Current Status: The United States currently has no mandatory data retention law. However, if providers of electronic communications or remote computing services store electronic communications or communications records, the government may obtain access to the stored data under the Stored Communications Act (SCA), enacted as part of the Electronic Communications Privacy Act in 1986. The SCA also establishes mandatory data preservation, under which providers must preserve stored data for up to 180 days on government request.
Precisely how government officials may compel providers to grant access to such data depends on several variables, including the type of service the company is providing the user, the type of data, and in the case of stored communications content, the length of time the data has been in storage. The SCA also allows providers to voluntarily disclose such data to the government in emergencies where delay in disclosure involves danger of death or serious physical injury to a person. In general, compelled access to communications content requires a court order. By contrast, compelled access to data such as user/subscriber name, address, telephone number, and records of phone calls and communications requires an administrative subpoena, which is not issued by a court.
Two bills introduced in the Congress in 2009 would have required all Internet providers and operators of WiFi access points to keep records on Internet users for at least two years to assist police investigations, but neither bill became law. Some legislators and law enforcement officials continue to argue, however, that mandatory data retention is necessary to investigate online child pornography and other Internet crimes. In January 2011, the U.S. House of Representatives Judiciary Subcommittee on Crime, Terrorism, and Homeland Security held a hearing that again raised questions about whether Congress should pass legislation that would force ISPs and telecom providers to log Internet user traffic data. In May 2011, the “Protecting Children from Internet Pornographers Act of 2011” (H.R. 1981), which would require retention of such traffic data, was introduced in the House of Representatives.

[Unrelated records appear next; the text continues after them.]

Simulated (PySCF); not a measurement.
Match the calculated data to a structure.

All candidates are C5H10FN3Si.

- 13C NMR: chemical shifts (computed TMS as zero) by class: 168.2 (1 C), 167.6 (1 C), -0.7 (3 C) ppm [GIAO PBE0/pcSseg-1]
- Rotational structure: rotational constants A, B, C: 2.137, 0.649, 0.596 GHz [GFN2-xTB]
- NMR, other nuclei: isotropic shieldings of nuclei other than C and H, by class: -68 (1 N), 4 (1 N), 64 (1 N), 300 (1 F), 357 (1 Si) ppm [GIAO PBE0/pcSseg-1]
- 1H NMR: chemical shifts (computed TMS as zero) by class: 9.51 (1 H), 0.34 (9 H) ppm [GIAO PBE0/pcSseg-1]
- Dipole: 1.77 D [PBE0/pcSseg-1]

Promoted as a way to crack down on child pornography, H.R. 1981 uses the potential abuse of children as a pretext to order Internet companies to spy on users, and force ISPs to retain data about innocent Internet subscribers in the hopes that it might one day be useful to law enforcement. Under H.R. 1981, ISPs would have to maintain “temporarily assigned network addresses” to enable the identification of a subscriber. At a minimum, this refers to the IP addresses assigned by ISPs, including the Internet services associated with mobile phones. It could also potentially include mobile phone numbers or other forms of cell phone identification, such as the three major mobile device identifiers: IMEI, IMSI, TMSI. These IDs for mobile devices are unique identifiers that mobile phone companies use to track handsets and the accounts associated with them.
Even individual U.S. states are not immune from attempts to pass data retention bills that could have dire consequences for online privacy. In January 2012, Hawaiian state legislators held a hearing on state bill HB 2288 that would force any company that provides Internet access to consumers in Hawaii to keep undefined “consumer records” for two years, including historical records on the sites a user visited as well as assigned IP addresses. The bill, which was withdrawn after strong opposition, would have affected any business or anyone using the Internet in Hawaii, not just those suspected of a crime. HB 2288 would have required that any ISP that provides Internet service to a Hawaiian user retain consumer records for no less than two years including subscriber information and destination history. The destination information would feature the user’s IP address, domain name or host name. The legislation would have forced ISPs to keep records on every website a person visits and associate that with their ISP address.
Public Discussion: The language of H.R. 1981 is disturbingly vague, but it would require a network to maintain an historical log of IP addresses. It’s still unclear whether ISPs believe it also requires them to maintain detailed records on customers’ addresses, credit card, and bank information. This would create a honeypot of sensitive data vulnerable to ambitious law enforcement agents, malicious hackers, or accidental disclosures. Law enforcement is discovering that IP addresses are a powerful way to unlock location data and track people's movements over time. To make this data most useful, authorities need ISPs and mobile carriers to keep records of who is assigned to which IP addresses, and when. The U.S. Supreme Court ruled that tracking a car with a GPS device for months without a search warrant is unconstitutional. But if H.R. 1981 is passed, law enforcement could amass a large collection of data that will allow the location tracking of anyone who uses the Internet, if that person is under suspicion for any reason in the coming year.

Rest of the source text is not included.